When I met my good friend Prospero to chew the cud over breakfast in Jimena’s Vecina Bar last week he mentioned that later in the day he was going with a mutual friend to the local Punto Limpio recycling centre. What exciting lives we two old hacks lead – but the point is the fact that it was part of his day’s agenda didn’t seem in the least out of the ordinary.
The reason I mention this is that two out of every three residents of Andalucía say they recycle their household waste of paper, glass and plastic “as a matter of habit”. Those are the conclusions of the Ecobarómetro de Andalucía 2009 produced by the Institute of Advanced Social Studies for the region’s ministry of the environment.
Of those questioned 65.3per cent said they sorted out their household waste for recycling whilst 27 per cent admitted they didn’t recycle at all.
Women are the most committed recyclers in the household (68.7 per cent) compared with men (62.4 per cent). Those aged between 45 and 59 years are tops in protecting the environment with 73.7 per cent sorting out their household items before disposal.
The better educated members of society seem to be taking the lead with 80.2 per cent with a university degree saying they recycle their waste compared with 56.7 of those with standard schooling.
So what is the profile of the non-recycler? According to the Ecobarometer he is male, under 30 without any further education. This same group says it is not worried about the environment.
Well you know what they say about statistics but what surprises me about these findings is that it seems to be the older generation – like Prospero and my good self, well educated coves that we are – who are in the vanguard here.
If you’d ask me to take a guess I would have said it was the youngsters who are the committed recyclers –but it seems “we” are the trend setters – and it’s many a year since either of us held that title!
6 comments:
I believe that as a young person we all feel invunerable, and that the nasty things in life happen to someone else and those people not so nice as ourselves. So no amount of preaching on the merits of saving the environment are going to be heard by those who believe that it is anothers´ responsibility to clear up after them. Let´s face it so long as it ultimately goes into the rubbish bin, it will be sorted at the waste depot..won´t it? The difficulty in encouraging recycling is that the benefits are not more openly visible.
As we slow down the pace of life, we allow more time to reflect on what we are achieving and look to how we can preserve the future for ourselves.
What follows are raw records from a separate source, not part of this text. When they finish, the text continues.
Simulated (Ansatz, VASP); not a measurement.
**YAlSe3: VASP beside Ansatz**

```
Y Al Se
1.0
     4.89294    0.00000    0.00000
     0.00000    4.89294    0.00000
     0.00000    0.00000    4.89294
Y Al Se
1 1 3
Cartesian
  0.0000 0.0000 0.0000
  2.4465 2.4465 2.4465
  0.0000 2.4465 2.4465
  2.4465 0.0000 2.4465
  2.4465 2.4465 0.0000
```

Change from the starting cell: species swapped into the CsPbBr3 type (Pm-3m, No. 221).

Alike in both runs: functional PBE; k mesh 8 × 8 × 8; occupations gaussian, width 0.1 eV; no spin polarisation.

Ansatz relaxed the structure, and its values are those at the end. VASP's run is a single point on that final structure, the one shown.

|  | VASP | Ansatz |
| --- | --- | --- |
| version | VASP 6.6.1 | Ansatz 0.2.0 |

Whether it´s due to a gentle nudge from our conscience or by education, we try to redeem ourselves from our past guilty actions in a hope that we will be tangibly rewarded.
It is said "the older ..the wiser", and this appears to be the case as we wend the way to our ultimate conclusion.
Okay- so what are you two trying to redeem yourselves of/from? I would have said you two old codgers but that’s a bit near home to be comfortable. My home recycling corner is beginning to look like Steptoes yard and I am not even sure I put them in the right holes when I get there. Mostly wine bottles, can’t be fagged with that rinsing out of milk cartons and have cut my hand on too many cat and dog food tins thinking of those who have to watch the stinking stuff go past on a belt to risk lockjaw. Now that the wine bottles are all full of rain, it’ll be another 6 months before they get binned. Intentions are good, maybe that’s a good new year resolution- don’t wait 6 months to drag it all to the recycling site.
OLD CODGERS...I take that as a compliment, as at the age of 26 , my sister referred to me as an old wrinkly....well it was more like the retort which was made when another said I looked like a million dollars... and she replied, " wha,t green and wrinkly"
I have been an exponent of the recycling bug all my life. My wife is quite often at her wits end with all the items I dismantle and re use for other projects...so I have gauged my reply on what I have gleaned from others attitude to the good intent and lack of motivation. It is just that problem which I´m trying to point out and the lack of incentives to encourage what is a very beneficial project for all our futures.
Oh Crafty Pip, a man after my own heart- all those jam jars with bits of copper wire, screws and bits of string too long to throw away and someone might be glad of that pole, piece of sheet metal, cardboard box... as if they didn´t have enough of their own junk or someone wise enough to bin it.
Mary, you've been looking at some of my shelves, haven't you? Among the rusting screws and bits of string, you may well have seen my best-left-alone attempts at marmalade making, too, not to mention the cardboard boxes full of stuff that needs to go to the garage to join all the other stuff stuffed in there but haven't yet made it to the Punto Limpio.
But I have to agree with my friend CraftyPip, without whom my life and my blog would be bleak indeed. Speaking for myself, though, I confess to a certain nudge of conscience. Having been brought up in a place and at a time when the word environment was not in my dictionary, and having myself and my generation messed it up considerably, I do (occasionally) wonder what sort of world I will be leaving behind for my children, marmalade notwithstanding.
(Note to Sancho: looking forward to our next cud...)
Prosepro! Don´t throw away the marmalade-in a few more years it might be the new Worcestershire sauce.